Winter hidey-holes of the Salish Sea | Portland Island

With winter now firmly upon us, two things are bound to happen in the coming months in the Salish Sea: low pressure systems will sweep in off the Pacific Ocean bringing strong southerlies, and brisk northerlies will push down from the Fraser River Valley.

As boaters, we obviously need to keep a keen eye out for these potentially hazardous winds and to protect our boats appropriately. And if you’re out cruising this time of year — which we highly recommend — you’ll want to have some places in mind to duck in and wait out weather from any direction.

In our years spent cruising Puget Sound and the San Juan and Gulf islands throughout the short, cooler days, we always had a lot of anchorages or docks in mind to escape and hide in the event of a big blow. That being the case, I’ll share a few of those over the next few weeks and months for those out taking advantage of the amazing winter cruising in the Pacific Northwest. Our first was Blind Bay. The second was Manzanita Bay. Here’s the third:

Royal Cove, Portland Island

British Columbia’s Gulf Islands are our favorite place to cruise during the winter in the Salish Sea. There are a number of wonderful parks, anchorages, towns and cities to visit, and there is quite a bit of protection from the southerlies and southwesterlies that briskly sweep through. And of all our comfortable winter hidey-holes in the Gulfs, Portland Island’s Royal Cove is among the best when an ominous southerly is in the forecast.
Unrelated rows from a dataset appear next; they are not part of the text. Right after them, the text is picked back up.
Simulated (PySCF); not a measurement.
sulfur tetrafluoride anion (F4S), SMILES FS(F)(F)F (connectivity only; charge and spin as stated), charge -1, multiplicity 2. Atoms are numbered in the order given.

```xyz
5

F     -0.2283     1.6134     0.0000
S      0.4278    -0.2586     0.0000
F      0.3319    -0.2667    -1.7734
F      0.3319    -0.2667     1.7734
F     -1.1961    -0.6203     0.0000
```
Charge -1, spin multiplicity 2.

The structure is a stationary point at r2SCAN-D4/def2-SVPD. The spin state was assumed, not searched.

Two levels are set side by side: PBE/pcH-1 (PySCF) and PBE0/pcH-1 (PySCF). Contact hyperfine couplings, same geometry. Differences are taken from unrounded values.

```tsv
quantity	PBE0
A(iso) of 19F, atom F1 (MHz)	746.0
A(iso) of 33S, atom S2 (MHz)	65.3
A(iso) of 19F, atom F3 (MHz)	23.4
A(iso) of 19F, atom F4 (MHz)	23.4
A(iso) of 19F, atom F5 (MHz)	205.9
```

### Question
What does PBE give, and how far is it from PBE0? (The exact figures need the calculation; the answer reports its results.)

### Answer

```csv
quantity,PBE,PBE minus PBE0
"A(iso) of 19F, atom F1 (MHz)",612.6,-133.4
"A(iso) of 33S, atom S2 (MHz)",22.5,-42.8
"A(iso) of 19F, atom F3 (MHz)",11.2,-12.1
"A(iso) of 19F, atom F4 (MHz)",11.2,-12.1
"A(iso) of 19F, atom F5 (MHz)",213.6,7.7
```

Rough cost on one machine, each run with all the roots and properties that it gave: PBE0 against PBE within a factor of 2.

Portland Island sits north of Sidney and just south of Salt Spring Island.

Located on the norther tip of Portland Island and protected from the northwest by Chad Island, Royal Cove has a straightforward entrance from the north and plenty of depth in the middle. The park dinghy dock at the south end of the cove is there all winter and will put your feet onto miles of excellent hiking trails that encircle the island. A few things to note, though, are the rocks and reef to the west, shallow depths in the southeast corner of the cove and a bottom composition that can include copious amounts of kelp. Besides that, you’ll find numerous places to take a stern line to shore, which is a tactic that we highly recommend if there are other boats in this small-ish anchorage (there rarely are in the winter) or if a big southerly is coming. And this is one of the reasons we love it as hidey-hole and have used as such on so many occasions.

A rough look at where to drop the hook and then stern tie. Always be courteous and conscious of other boaters needing to stern tie as well.

Yahtzee stern-tied in Royal Cove on a not so windy day.

We’ve sat comfortably through storms that have thrown gusts in upwards of 50 knots over the island and our anchoring tactic goes like this: Drop the hook in the middle of the cove to the north and west of the park dock. Then back down towards the rocks to the west of the dock. MAKE 100% SURE the anchor is set and holding and then find a ring mounted in the rock to take a shoretie to and then back to the boat. If’ it’s really blowing a hooley and if there are no other boats in need of it, you can tie two lines to shore for extra security. We’ve done this, and slept very well. When tucked in like this, the wind streams right over the trees that are high above and behind you. It’s simply perfect, and the only movement of the boat can be that of a ferry wake from nearby Satellite Channel.